Revenues at the nation’s three major container shippers continued to fall last month from a year ago amid weaker demand and lower freight rates, according to the companies’ latest data.
Evergreen Marine Corp (長榮海運), the nation’s largest container shipping firm in terms of fleet scale, posted NT$1.22 billion (US$40.2 million) in revenue last month, down 1.81 percent from a year earlier and 3.94 percent from a month earlier, it said in a filing to the Taiwan Stock Exchange over the weekend.
That brought the company’s third-quarter sales to NT$3.78 billion, down 8.72 percent year-on-year and 3.13 percent lower quarter-on-quarter.
The company’s falling revenue could be attributed to weak freight rates, Rigan Wong, a Hong Kong-based analyst at Citigroup Global Markets Inc, said in a research report issued on Saturday.
“Evergreen Marine may dip into losses in the coming quarters on the back of weak freight rates,” Wong added.
Revenue at Yang Ming Marine Transport Corp (陽明海運), the nation’s second-biggest container shipper, dropped 28.43 percent year-on-year and 6.36 percent month-on-month to NT$8.2 billion last month, company data showed.
On a quarterly basis, Yang Ming’s third-quarter sales edged up 1.31 percent to NT$25.43 billion from the second quarter on the back of peak season surcharges (PSS) starting in August, but the figure fell 26.01 percent from a year earlier.

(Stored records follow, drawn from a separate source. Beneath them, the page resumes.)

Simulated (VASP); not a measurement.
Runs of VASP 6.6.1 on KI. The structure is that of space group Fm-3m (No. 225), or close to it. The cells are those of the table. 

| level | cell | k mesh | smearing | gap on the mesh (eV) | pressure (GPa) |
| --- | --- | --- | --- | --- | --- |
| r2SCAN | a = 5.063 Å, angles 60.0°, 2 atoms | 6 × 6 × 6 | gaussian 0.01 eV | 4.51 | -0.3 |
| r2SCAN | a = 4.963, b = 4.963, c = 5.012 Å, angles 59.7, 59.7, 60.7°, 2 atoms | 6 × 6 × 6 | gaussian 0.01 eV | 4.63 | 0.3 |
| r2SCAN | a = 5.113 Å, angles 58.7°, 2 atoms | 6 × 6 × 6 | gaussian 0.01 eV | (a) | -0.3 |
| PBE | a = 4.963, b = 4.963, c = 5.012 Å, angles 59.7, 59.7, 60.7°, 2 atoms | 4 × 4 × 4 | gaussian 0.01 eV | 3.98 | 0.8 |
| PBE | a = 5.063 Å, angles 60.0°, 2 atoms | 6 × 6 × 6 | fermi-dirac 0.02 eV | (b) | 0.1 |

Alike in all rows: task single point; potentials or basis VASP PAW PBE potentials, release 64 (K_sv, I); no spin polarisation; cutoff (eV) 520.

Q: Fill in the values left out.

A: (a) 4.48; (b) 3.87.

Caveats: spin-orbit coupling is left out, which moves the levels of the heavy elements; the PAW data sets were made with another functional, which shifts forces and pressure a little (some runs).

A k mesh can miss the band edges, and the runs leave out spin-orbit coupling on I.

The company’s declining profitability outlook yesterday prompted Taiwan Ratings Corp (中華信評) to lower its long-term corporate credit rating for Yang Ming to “twBBB” from “twBBB+.” It also cuts its issue rating on the company’s unsecured corporate bonds to “twBBB-“ from “twBBB.”
Taiwan Ratings said the downgrade was a reflection of its view that “worsening market conditions” would affect the company’s profitability and cash flow more than it initially expected, “further deteriorating the company’s leverage over the next two to three quarters.”
However, the agency affirmed its “twA-3” short-term corporate rating for Yang Ming, an indication that its outlook on the company’s long-term rating was stable.
Wan Hai Lines Ltd (萬海航運), the nation’s third-largest container shipper, is expected to outperform both Evergreen Marine and Yang Ming this year, given its high exposure to intra-Asia lines, which account for about 70 percent of its total revenue, Wong said.
“Wan Hai may benefit by leveraging its balance sheet to expand its fleet cheaply, thereby gaining a long-term cost advantage on the fleet, plus better fuel cost efficiency, and consolidate its market position while riding on emerging market trade growth,” Wong said.
The company reported NT$5 billion in sales last month, down 13.73 percent from a year ago and 1.52 percent from a month ago, according to its data filed with the stock exchange.
In the third quarter, revenue totaled NT$15.49 billion, 14.89 percent lower than the previous year and down 6.06 percent from the previous quarter, data showed.